Date: 2021-09-03 17:37:30
Unprecedented Northeast flooding left Bridgewater’s TD Bank Ballpark, the home of the Somerset Patriots, and the surrounding area underwater on Thursday morning.
The surge was caused by heavy rain from the remnants of Hurricane Ida, which ravaged parts of New York and New Jersey, among other areas, on Wednesday night. The destruction left at least 42 dead as of Friday morning.
The Patriots, the Yankees’ Double-A affiliate, are fortunately on the road for a series against the Bowie Baysox. The team was supposed to return to TD Bank Ballpark on Tuesday for its final homestand of the season. It’s currently unclear whether that series against the Hartford Yard Goats will be played as scheduled.
TD Bank Ballpark sits just north of the Raritan River, where water levels were still rising as of Thursday afternoon.

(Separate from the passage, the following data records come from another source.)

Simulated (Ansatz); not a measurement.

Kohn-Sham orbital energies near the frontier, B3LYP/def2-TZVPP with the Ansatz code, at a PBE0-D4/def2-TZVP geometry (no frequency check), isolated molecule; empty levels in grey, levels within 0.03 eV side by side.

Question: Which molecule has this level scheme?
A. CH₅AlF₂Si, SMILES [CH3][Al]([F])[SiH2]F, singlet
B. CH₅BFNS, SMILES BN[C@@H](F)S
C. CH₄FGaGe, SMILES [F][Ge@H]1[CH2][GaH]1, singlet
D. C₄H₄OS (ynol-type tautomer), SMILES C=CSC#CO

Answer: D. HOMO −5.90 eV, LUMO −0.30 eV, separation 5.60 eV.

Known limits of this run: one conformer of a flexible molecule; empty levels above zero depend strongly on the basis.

“The ballpark flooded like much of the surrounding area. We are in the process of evaluating to what extent and the damage caused,” Patriots president and general manager Patrick McVerry said in a statement. “In the meantime, we are thinking about all our neighbors dealing with flooding of their homes and businesses and hope everybody is safe.”
While the team was out of harm’s way on the road, many Patriots players realized that their property was caught in the inundation.
Pitcher Nick Ernst shared a photo of his swamped truck, while fellow right-hander Addison Russ acknowledged that his vehicle met the same fate. While some players tried to keep things light on social media, OF Isiah Gilliam offered a blunter assessment: “We lost everything.”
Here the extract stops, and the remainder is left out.